The current sharing flow does not use asymmetric key exchange (RSA, ECDH) — the algorithms vulnerable to quantum attacks are not present in the protocol.
For future features requiring asymmetric exchange, the architecture is designed to integrate ML-KEM (Kyber, FIPS 203) in hybrid mode (classical + post-quantum) when browser standards (Web Crypto API) and audited libraries become available.
Shares on Pli Scellé are ephemeral (expiration from 1 hour to 7 days, automatic purge). The "store now, decrypt later" scenario — where an attacker captures ciphertext today and decrypts it in 10–20 years with a quantum computer — does not apply to ephemeral data that no longer exists.
9. Transparency & Security Posture
- Non-E2E mode: shares created without E2E use server-side encryption. The server can decrypt these shares. E2E mode is recommended for maximum confidentiality.

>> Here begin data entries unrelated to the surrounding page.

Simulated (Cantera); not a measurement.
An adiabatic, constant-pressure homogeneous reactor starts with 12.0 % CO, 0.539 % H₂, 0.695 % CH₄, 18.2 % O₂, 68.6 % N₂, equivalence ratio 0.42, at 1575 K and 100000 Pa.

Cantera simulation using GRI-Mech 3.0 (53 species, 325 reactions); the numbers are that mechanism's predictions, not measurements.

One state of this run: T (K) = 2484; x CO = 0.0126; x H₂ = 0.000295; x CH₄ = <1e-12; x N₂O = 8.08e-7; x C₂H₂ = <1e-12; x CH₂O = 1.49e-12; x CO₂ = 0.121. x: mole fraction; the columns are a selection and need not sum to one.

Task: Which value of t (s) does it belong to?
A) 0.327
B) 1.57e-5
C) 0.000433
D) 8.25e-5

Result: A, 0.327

- Browser trust model: as with all web-based E2E encryption, security depends on the integrity of the code delivered to the browser. We mitigate this risk with strict Content Security Policy headers, Subresource Integrity, and regular security assessments.
- URL fragment handling: while the fragment is not transmitted to the server, it may appear in browser history or be shared inadvertently. We recommend using password-protected shares for sensitive content.